I’m not advocating office punch-ups either real or virtual but everyone needs to know what’s worth fighting for.
Dr Richard Carlson wrote Don’t Sweat The Small Stuff, and encouraged us to ask ourselves, ‘Will this matter a year from now?’ It’s a great question – but how do you decide what matters and what doesn’t?
It’s not unusual to get into this territory with coaching clients because it has such a big impact on how successful you’ll be. So I recently developed a Pick Your Battles Matrix to help you quickly evaluate:
- What’s worth fighting for
- How to make the decision
- What to avoid
- How much time and effort to give
- When to change tactics
Why is it important to pick your battles?
1. Save Time And Energy
Success comes from focusing your efforts and resources in the best place to achieve the results that are most important for you. You don’t want to waste your time, brain space or emotional effort on the wrong things.
2. Reduce Stress
The wrong kind of stress uses up headspace and wastes energy. It creates bad chemicals in your body, which are physically damaging in the short and long term
3. Keep Out Of Trouble
Your reputation is important. Just like a company you have to protect your brand. Getting into the wrong fight will do you more harm than good.
4. Step Up
There are battles you should fight. Some leaders seem to develop the art of deflecting everything. Whether it is for you or the good of the team and the business there are times when you need to step up.
5. Give It Time
I guess it is the difference between responding and reacting. Most of us know that it’s a good idea to let some emails we write sit in the Drafts folder for review when we’re feeling more objective. Learn to respond rather than react and you’ll avoid a lot of unnecessary skirmishes.
6. Give Me A Break
When other people make mistakes we have a knee-jerk reaction that interprets it as problem with them as an individual (personality, character or abilities). It’s known as Fundamental Attribution Error. Check first whether external factors are affecting their performance before jumping to this conclusion.
How to pick your battles
Here’s the tool I developed. I welcome your ideas and comments about this. It’s a work in progress.
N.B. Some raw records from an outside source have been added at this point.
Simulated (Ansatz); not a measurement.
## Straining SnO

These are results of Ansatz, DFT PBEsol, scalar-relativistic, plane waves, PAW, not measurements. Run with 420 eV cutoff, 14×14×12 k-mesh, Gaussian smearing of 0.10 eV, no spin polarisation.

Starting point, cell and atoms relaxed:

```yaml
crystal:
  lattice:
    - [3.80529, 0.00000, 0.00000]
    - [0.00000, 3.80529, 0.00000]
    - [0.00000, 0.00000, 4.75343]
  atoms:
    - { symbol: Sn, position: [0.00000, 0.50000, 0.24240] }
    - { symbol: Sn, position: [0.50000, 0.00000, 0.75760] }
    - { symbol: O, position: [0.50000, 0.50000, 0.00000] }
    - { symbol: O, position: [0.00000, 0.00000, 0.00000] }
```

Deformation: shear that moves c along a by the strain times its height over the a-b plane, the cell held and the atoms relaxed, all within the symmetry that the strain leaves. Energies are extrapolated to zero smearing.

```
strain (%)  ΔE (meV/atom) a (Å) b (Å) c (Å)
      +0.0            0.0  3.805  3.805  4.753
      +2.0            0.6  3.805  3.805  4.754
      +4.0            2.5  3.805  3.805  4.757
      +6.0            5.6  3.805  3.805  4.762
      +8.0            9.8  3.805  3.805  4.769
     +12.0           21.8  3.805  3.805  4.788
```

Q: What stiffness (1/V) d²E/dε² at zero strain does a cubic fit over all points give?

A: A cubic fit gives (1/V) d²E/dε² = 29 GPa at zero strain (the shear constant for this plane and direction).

Click here to get the tool – Pick Your Battles Matrix
It takes the form of a typical matrix with two axes Stakes and Success. Your criteria may differ depending on your context.
STAKES (St) = Visibility of participants, Reputational Risk, Impact on Others, Level of Responsibility and Accountability, Business Critical etc.
SUCCESS (Su) = Do you have the power and influence to win the battle or the part of the battle that you need to win?
The high and low combinations which define your possible actions are as follows:
- FIGHT = Stakes are High and Success is High. It’s your battle you need to fight it. High St/High Su
- CHOOSE = Stakes are High but Success is Low. Choose what part of the battle you think you can win. At least part of it is your battle you need to fight it. High St/Low Su
- SUPPORT = Stakes are Low for you but may be High for someone else. You could support. Consider the variables. How much effort is required from you to give Support? It’s not your battle but you may decide to support someone else. High Su/ Low St
- FORGET = Low Stakes and Low Success. It’s not your battle and it would time wasting to support. Low St/Low Su
Even when you have considered these factors there will be other variables depending on your context and your values. I’ve suggested two in this tool.
Your decision isn’t final. At different cycles of a project or challenge you will find that you need to re-evaluate and may decide that a different approach is now the smart choice.
There’s a set of behaviours that sit behind Fight, Choose and Support all of which have groups of relevant skills. The most obvious example is Assertiveness rather than Aggression for the Fight choice. Whatever your choice you need to act with skill and guiding values. Keep the big picture in mind. It’s the way people work together that makes the difference between success and failure. It’s all to do with how you communicate, adapt, show empathy, collaborate and innovate.